Youku Tudou & The State Of Online Copyright Infringement
Copyright infringement here; copyright infringement there; copyright infringement everywhere! But fear not 20th century hold-outs, for the U.S.A.’s very own Motion Picture Association of America is at the vanguard of another international intellectual property war. That’s right folks, the MPAA and a handful of media companies joined forces to fight the mighty Baidu – one of China’s largest Internet companies valued at $45.7 billion. And last week, in David and Goliath fashion, the posse of analogues won a judgment against Baidu for…..drum roll…….$78,560. The plaintiffs had asked for $10 million. (Cue The Price Is Right loser “whomp, wah”.)

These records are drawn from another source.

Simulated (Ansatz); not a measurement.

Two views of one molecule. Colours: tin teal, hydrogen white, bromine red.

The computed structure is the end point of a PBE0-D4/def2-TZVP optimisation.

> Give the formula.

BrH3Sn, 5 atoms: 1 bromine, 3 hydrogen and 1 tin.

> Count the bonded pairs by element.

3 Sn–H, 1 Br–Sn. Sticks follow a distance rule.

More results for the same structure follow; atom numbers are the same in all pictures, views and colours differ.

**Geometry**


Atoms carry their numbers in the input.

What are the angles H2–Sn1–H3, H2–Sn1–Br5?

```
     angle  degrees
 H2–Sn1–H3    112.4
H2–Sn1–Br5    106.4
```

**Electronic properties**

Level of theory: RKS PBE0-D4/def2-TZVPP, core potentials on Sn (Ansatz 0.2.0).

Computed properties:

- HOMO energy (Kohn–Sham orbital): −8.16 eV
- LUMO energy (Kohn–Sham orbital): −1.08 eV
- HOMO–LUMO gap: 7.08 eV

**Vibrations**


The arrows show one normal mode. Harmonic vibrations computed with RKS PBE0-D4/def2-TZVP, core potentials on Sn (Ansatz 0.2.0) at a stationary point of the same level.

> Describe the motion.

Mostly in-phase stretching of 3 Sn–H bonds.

How does the saying go? Something like: Baidu probably wipes its @$$ with $78,560? Brass tax: If a proverbial slap on the wrist continues to be the outcome of costly, high-profile intellectual property lawsuits (a court-clogging waste), then why is nearly every nation cowering when it comes to creating copyright laws for the 21st century?
Now, before people get their knickers askew, let’s make two things clear before moving forward:
- I am not advocating for the proliferation of copyright infringement. The law is the law.
- I am not advocating for copyright trolling. It’s an unethical abuse of the law and courts.
So what am I saying? It is time to stop fighting online copyright infringement with old fashioned rules. It is time to start drafting and passing some smart Internet laws for the dominant digital marketplace.
Posse of Media Companies On The Hunt For Chinese Copyright Infringers
They’ve dubbed Baidu (think platform mashup of Google, Wikipedia and YouTube) the “top enabler of video piracy in China,” so in a show of solidarity YT, Sohu Video, Tencent Video, LeTV, MPAA, CODA, Wanda Films, English Media and LeTV Films banded together to take on Baidu and another Internet company, QVOD. The conglomerate, collectively, has launched about 100 legal actions, asking for a total of $49 million in damages.
Youku Tudou and Baidu
Youku Tudou is similar to Hulu and Netflix. It is an online video portal that pays to license television shows and movies. Youku Tudou is going balls out against Baidu because Baidu allegedly is making money off of 18 shows to which Youku Tudou has the exclusive rights. And lest you think it simply a matter of linking to videos, the plaintiffs insist Baidu is indeed hosting the material and profiting via its advertising program, Baidu Tuiguang (i.e., Google Adwords), as a result.
A Youku Tudou Spokesperson pleaded, “We call on Baidu to respect copyright and help build a virtuous online video ecosystem in China.”
Whenever asked for comments, Baidu keeps reminding: “We are willing to work with all parties and build a benign cooperation format that benefits internet users and the industry,” often adding that the company has reached agreements with other video content providers, and that they “continue to contribute in creating a benign Internet environment.”
Why Are U.S. Groups Getting Involved in This Case?
Apparently eager to attract Tinsel Town backing for the copyright crusaders’ endeavor, Sohu Chairman Charles Zhang, warned, “For American companies, many millions worth of content id being stolen…if this continues, they will never have a chance to make money in the china market.”
But he need not flail his hands too furiously, as Hollywood already has a sharp eye on the Chinese market. After all, not only is it the land of abundant piracy, but it also the largest Internet market in the world with approximately 591 million users. To give you an idea, that more than the total populations of the US, Canada and Mexico combined. By 2014? The Chinese mobile market is expected to reach 648 million. So you better believe state-side entertainment outlets are on top of it.